Search Results
Modelling & Machine Learning (ML)
🧠 Dive into Machine Learning!
Explore the fascinating world of modeling and machine learning, from fundamental concepts to advanced algorithms.
Modeling and Machine Learning
The main difference between modeling and machine learning is that modeling relies on predefined mathematical or statistical formulas to explain relationships in data, while machine learning automatically learns patterns from data without explicit programming. Modeling is often based on assumptions and is more interpretable, whereas machine learning is data-driven, flexible, and excels in handling complex, large-scale, and unstructured data like images and text.
There are two approaches in Machine Learning and Modeling: Supervised and Unsupervised
In supervised learning, the data is typically divided into three subsets:
- Training Data: Used to train the model.
- Validation Data: Used during training to tune hyperparameters and evaluate the model’s performance to prevent overfitting.
- Test Data: Used after training to evaluate the final performance of the model on unseen data.
While in unsupervised learning:
- The entire dataset is often used for training because there are no predefined labels.
Supervised and Unsupervised Machine Learning Algorithms
Examples of Supervised and Unsupervised Models
Learning Curve
Some Examples of Modeling Models that you will come across in my notebooks
Regression models
1. Linear regression: Linear Regression models predict a continuous output variable based on one or more input features. This model assumes there's a linear relationship between the input and output variables.

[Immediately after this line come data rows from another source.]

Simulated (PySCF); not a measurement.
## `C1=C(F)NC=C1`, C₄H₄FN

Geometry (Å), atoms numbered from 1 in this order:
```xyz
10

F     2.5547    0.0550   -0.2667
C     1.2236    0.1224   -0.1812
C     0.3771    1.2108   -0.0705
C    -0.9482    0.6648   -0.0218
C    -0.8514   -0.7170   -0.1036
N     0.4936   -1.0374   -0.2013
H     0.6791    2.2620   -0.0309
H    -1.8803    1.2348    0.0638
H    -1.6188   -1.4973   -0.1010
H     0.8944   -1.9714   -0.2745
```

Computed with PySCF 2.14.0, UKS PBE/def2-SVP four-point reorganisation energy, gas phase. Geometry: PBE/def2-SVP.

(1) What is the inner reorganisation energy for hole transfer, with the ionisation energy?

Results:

2. Logistic regression: Logistic regression predicts the probability of an outcome that can only have two values, like yes/no, 1/0. We typically also put a threshold on the predicted probability to determine the predicted classification.
Tree models
3. Decision tree: Decision tree models look like flow charts; they help us make decisions based on a series of questions or input variables. Decision trees can be used to classify data or predict continuous outcomes.
4. Random forest: Random Forest combines multiple decision trees to make predictions. It creates many decision trees using random subsets of the data and features. This approach helps reduce overfitting and improves generalization.
Clustering models
5. Hierarchical clustering: Hierarchical Clustering is an unsupervised model that builds a tree-like structure of clusters. They can be built from bottom up (each data point starts in its own cluster and clusters are merged as you move up the hierarchy) or top down (where all data starts in one cluster and splits occur as you move down the hierarchy).
Instance-based models
6. K-nearest neighbors: KNN predicts outputs by finding the K most similar data points to a new input, and using their outputs to make a prediction. KNN is non-parametric, meaning it doesn't make assumptions about the underlying data distribution.
Some Examples of Machine learning Models that you will come across in my notebooks
1. K-means clustering: K-means Clustering is an unsupervised model that groups similar data points into K clusters based on their features. It aims to minimize the distance between each data point and the cluster center.
2. Principal Component Analysis (PCA): It is an unsupervised statistical model primarily used for dimensionality reduction and feature extraction. Rather than making predictions, PCA transforms high-dimensional data into a smaller set of uncorrelated components (principal components) that retain most of the original data's variance.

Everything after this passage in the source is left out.